• Trump Versus the Establishment? Not Quite

    I am always surprised that, whenever I write a piece that is critical of Donald Trump, a number of people post comments that defend him, usually along the lines of what is now described, I understand, as “whataboutism”.

    Such responses make no attempt to dispute the charge sheet against Trump.  The defence they try to mount is to argue that any criticism of Trump has to be offset by the comparable crimes and offences of others – usually Hillary Clinton, or Trump’s predecessors  in the Oval Office.

    How, they imply, can it be fair to criticise Trump when others who can be similarly criticised go unchallenged?  I’m afraid that I have difficulty in understanding the logic of this position.

    Even if it were the case that Trump’s manifest failings could be equated with those of others, why should that invalidate in any way the criticisms that can legitimately made about Trump?  He is, after all, currently in a position (whereas others are not) where his shortcomings can matter very greatly, to both Americans and to the rest of the world.

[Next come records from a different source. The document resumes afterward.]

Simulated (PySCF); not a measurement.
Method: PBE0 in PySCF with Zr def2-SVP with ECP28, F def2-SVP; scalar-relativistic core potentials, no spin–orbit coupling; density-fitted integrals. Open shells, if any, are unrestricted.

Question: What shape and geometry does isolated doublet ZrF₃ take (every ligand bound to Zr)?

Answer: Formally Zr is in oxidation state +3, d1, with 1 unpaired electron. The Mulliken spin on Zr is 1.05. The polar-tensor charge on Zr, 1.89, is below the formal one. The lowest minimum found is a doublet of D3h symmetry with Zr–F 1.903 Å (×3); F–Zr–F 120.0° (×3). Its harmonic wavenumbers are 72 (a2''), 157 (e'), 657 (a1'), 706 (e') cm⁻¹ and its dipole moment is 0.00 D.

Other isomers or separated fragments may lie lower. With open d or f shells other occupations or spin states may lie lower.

    I suspect that the “whataboutists” share a particular personality trait – that they imagine themselves to be the intellectual superiors of the general run of people, and that they are therefore able, as others are not, to swim against the tide that carries others along, and enjoy being able to demonstrate that they can do so.  They alone, it seems, are able to see through the generally accepted attitudes and to make their own dispassionate assessment of the true position.

    They are joined, no doubt, by those who see Trump’s defiance of the usual norms of responsible and civilised behaviour as welcome evidence that he is prepared to “take on” the establishment and to “drain the swamp”.  The more extreme and outrageous his words and actions, it seems, the better the job he is doing in standing up for the ordinary American – and the criticism he attracts is merely further confirmation of this analysis.

    So, let us test this out.  Let us cast to one side his boorishness, his evident racism, his brutish treatment of and attitudes towards women, his willingness to bend the truth, his ignorance of the rules of the US constitution, his self-obsession, his inability to build loyalty from his own staff and colleagues, his furious intolerance of criticism – the list is a long one and could be much longer.

    Let us say that each of these failings is merely evidence of his willingness to break the rules, and to defy worthless conventions designed to rein him in, all in the interests of keeping faith with his “base”, who voted him into office.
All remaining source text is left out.